Ways to prevent Human Trafficking: Face reading
- Shehnaaz IluminaVida
- Oct 23, 2021
- 3 min read
As I found myself I've seen this has to do a lot with the self esteem and insecurities of a woman in general. The woman feels vulnerable and cannot live by herself and needs some kind of male support, which easily leads to concessions made over and over again, ending up in weird relationships and difficult emotional situations. The psychology of human trafficking is I feel different than the actual act of human trafficking. How come one girl is susceptible for it, and the other one not, how come one girl is seen as a vamp when she does the same act while the other is seen as desperate and lonely with the same act? How come some women crave pity while others crave admiration? The mechanism of the woman is actually quite different than just the outside of a cover.
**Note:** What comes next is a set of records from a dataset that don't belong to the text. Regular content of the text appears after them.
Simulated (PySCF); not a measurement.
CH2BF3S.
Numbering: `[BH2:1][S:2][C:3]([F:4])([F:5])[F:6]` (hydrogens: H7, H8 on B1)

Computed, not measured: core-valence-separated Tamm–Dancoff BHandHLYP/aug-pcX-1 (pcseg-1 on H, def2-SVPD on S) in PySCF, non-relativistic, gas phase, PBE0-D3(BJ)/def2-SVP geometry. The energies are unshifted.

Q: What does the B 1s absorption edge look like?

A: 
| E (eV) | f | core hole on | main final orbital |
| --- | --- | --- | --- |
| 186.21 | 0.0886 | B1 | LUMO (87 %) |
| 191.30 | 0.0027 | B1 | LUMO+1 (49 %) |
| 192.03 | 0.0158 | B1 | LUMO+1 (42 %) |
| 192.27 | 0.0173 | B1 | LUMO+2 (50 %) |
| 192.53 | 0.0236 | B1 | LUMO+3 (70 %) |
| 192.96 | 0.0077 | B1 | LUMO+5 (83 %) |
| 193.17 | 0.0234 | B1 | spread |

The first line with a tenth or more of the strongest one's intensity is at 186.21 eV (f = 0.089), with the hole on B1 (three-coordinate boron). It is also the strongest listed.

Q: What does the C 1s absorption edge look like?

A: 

It is actually quite funny because they say not to judge a book by their cover, but the reality is YOU LITERALLY JUDGE A BOOK BY THEIR COVER, and humans also, we do this automatically and even subconsciously. As if outer appearance is NOTHING? This is not the truth! The outer appearance is and was important and a signal instrument, it works still even in this time of age, and it proves to be again quite solid to see that a face AGAIN is a hide and seek face. I ff didn't know, but I did know actually, I cannot believe it at the same time and keep finding flaw in my own plan and my own logic system, but I cannot deny that I felt the same face and the same ff story all over again, I really tried not to project it, and went haywire with my own believe system to see if it would matter, but the reasoning is, the face responds equal as the other face that looked equal. There are patterns in faces and bodies and cultures and ethnicities.
Hence face reading, one of the oldest sciences across different cultures, it is not merely attractiveness it is a character. I'm still trying to puzzle why I'm attracted to the equal opposite of myself, it is so devastating to find out I'm the one talking and he is the one listening. I need to talk about myself, but at the same time I'm trying to cover up all the stories with other stories. The reality is still somewhere out there and the reality is there is only One Truth and that is The Truth that actually Happened in the Past, the rest is merely theory and fantasy and imagination and visioning.
How come I felt this feeling, and others also don't react, but it doesn't trigger my strong reaction and pattern, yet I can recognize similarities in behaviour. I find it actually quite hurtful that guys actually try to lie and deceive their birth date because they know it's valuable information. As if it is malefic, it is really not, you rather want to have a good experience than a bad one, at least me as a woman I prefer to have a nice experience. I would want to know someone's birth date, if it is serious at all, because I'm a firm believer of the astrological mind set, even if I don't plan it I keep attracting a certain vibe.